Von Pea is of course the New York emcee who has been working as a solo artist and as one half of Tanya Morgan for over a decade now. He’s always keeping himself busy, having just released a solo EP just about a year ago, and producing Donwill’s solo album just earlier this summer. That’s not enough for Von Pea, who now comes back with a full-length solo album, City For Sale.

As you might infer from the title of this album, this is an album about growing up and having an evolving relationship with the city that you live in. Personally, on the most surface level, this is an album about the gentrification of New York. And if that’s all it was, there would still be a enough subject matter to make a compelling album. However, Von Pea takes things a step beyond, and really explores how one ties their identity to where they live, and how both the city and the person grow and change over time, and how they both affect each other. It’’s an incredibly thoughtful album coming from a very personal place, since Von Pea, as long time listeners know, is a native New Yorker whose love of the city and the hip hop it produced run deep within him. It’s a very honest and open approach to the album, and one that will really bring some issues to the table to make you think about where you live, and what you’re doing that might be helping or hurting your city, how where you live shapes your personality.

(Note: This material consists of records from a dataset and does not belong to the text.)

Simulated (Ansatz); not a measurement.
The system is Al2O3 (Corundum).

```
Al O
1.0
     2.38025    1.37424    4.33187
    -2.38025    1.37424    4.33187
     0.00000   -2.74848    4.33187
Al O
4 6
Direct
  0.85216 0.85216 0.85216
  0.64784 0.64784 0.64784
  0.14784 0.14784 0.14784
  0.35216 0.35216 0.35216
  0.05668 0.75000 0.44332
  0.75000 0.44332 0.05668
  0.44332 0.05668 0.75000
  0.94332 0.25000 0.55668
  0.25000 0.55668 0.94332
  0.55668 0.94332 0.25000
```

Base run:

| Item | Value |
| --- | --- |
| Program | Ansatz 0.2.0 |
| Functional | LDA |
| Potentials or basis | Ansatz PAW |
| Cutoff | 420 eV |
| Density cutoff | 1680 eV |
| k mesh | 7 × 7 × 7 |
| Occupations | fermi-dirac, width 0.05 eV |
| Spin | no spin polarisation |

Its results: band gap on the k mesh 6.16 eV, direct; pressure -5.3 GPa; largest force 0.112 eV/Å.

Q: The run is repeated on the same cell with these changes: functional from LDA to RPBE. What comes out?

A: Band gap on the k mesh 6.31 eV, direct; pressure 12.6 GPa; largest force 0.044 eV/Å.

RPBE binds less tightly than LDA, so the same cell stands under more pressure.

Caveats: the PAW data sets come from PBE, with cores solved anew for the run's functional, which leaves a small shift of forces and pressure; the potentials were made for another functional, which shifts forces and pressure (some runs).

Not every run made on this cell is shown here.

On top of all of this, there is also the matter of production. Von Pea has long been known as a dope emcee, but recently he’s started to showcase his production skills, with the biggest step coming from co-producing Donwill’s recent solo album, One Word No Space. With City For Sale, Von Pea takes another major step and self-produces his entire album. How did it turn out? Well, it’s safe to say that Von Pea is just as dope a producer as he is an emcee at this point. When the album opens with “Here Comes the Neighborhood,” he throws down a barn burner that also features some really interesting sample flips and brings in a nice dose of disco and old school hip hop to it. These absolute bangers continue for the next few tracks, and honestly, if that’s all Von Pea brought to the table, this album still would have been better than most. However, when you get to a track like, “Lets Be F’real,” Von Pea slows things down and delivers a sweet and soulful groove that really opens up the album and shows he can handle a more subtle style of production. By the time you get to the grand, sweeping closing beat of “No Award for the First,” Pea has takien you through a musical journey that is just as complex as his lyrical work, and just as rewarding.

At this point in his career, it would have been really easy for someone like Von Pea to just coast and release an album full of East Coast beats, funny punchlines, and maybe a personal song or two and call it day. And that album would have been fine. But Von Pea didn’t want to make just another album in his discography. He wanted to make THE album in his discography, the one that people will point to when someone mentions they haven’t listened to Von Pea. The one that will make a critic like myself say that he really pushed himself to make a special album that really elevated his status in my mind. He’s done just that. City For Sale is truly one of the special albums of 2019.